During the process of water-injection development of an ultra-low permeability reservoir, water can easily enter the larger pores, then drives out the crude oil in the large pores instead of the oil contained in micropore spaces, which apparently results in a low recovery degree. CO₂ has a strong fluidity compared with water and can easily enter the micropores, so as to drive out the original oil in the pores and achieve the purpose of enhanced oil recovery. Water helps to increase the oil scavenging area of carbon dioxide and reduce the channeling of carbon dioxide. The injected carbon dioxide is mixed with crude oil, which reduces the interfacial tension between oil and water and the viscosity of crude oil, and improves the fluidity of crude oil. Therefore, in the high water cut stage of ultra-low permeability reservoir, the conversion of water injection to CO₂ injection can not only reduce the water cut but also improve the degree of crude oil recovery.

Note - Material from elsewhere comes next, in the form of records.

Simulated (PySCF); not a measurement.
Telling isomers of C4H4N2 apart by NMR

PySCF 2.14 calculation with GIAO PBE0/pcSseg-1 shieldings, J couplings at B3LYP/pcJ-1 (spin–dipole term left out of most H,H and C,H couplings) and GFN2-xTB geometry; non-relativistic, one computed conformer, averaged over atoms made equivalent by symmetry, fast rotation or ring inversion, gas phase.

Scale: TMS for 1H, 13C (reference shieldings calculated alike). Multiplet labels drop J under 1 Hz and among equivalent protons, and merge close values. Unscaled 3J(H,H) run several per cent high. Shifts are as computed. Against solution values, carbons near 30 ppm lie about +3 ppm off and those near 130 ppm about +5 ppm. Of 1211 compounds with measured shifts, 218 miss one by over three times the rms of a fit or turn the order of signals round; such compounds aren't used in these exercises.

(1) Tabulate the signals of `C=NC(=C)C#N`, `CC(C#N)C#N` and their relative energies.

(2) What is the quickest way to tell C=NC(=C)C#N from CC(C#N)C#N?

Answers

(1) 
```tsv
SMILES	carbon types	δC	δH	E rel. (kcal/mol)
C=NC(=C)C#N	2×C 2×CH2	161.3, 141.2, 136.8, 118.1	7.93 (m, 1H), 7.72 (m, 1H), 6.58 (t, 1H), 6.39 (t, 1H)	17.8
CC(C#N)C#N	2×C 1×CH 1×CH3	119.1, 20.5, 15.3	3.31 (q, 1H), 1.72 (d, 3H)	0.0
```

4.3. Analysis of Displacement Test Results of Fractured Core

(1)

Scheme 1 core oil displacement efficiency.

The core injection pressure is 25 MPa and the outlet pressure is 15 MPa. CO₂ and crude oil should be in a miscible state. The gas channeling of seven cores with artificial fractures at the inlet end under miscible conditions is studied. With an increase in CO₂ injection volume, the recovery degree and gas–oil ratio increase (Figure 14). When 0.74 PV of CO₂ is injected, the recovery degree of CO₂ displacement in the fractured long core is 33.9%. With a continuous increase in injected CO₂ volume, the increase of recovery degree is gentle. After the injection amount reaches 0.74 PV, the core gas channeling, and the gas–oil ratio is about 29,750 m³/m³. Then the gas–oil ratio rises rapidly. After the gas channeling, we continue to inject 0.92 PV CO₂, and the recovery degree is only increased by about 1.2%.

(2)

Analysis of core oil displacement efficiency in Scheme 2.

The gas channeling of five cores with artificial fractures at the outlet under miscible conditions is studied. The experimental conditions are the same as in Scheme 1. With an increase in CO₂ injection volume, the core recovery degree and gas oil ratio also increases (Figure 15). When CO₂ is injected at 0.69 PV, the recovery degree of CO₂ flooding in the fractured long core is 45%. When CO₂ is injected continuously, gas channeling occurs in the core, and the gas oil ratio is about 2096 m³/m³. Then the gas–oil ratio rises rapidly. After gas channeling, 0.8 PV CO₂ gas is injected continuously, the gas–oil ratio is about 34,290 m³/m³, and the recovery factor is only increased by about 5%.

(3)

Analysis of core oil displacement efficiency in Scheme 3.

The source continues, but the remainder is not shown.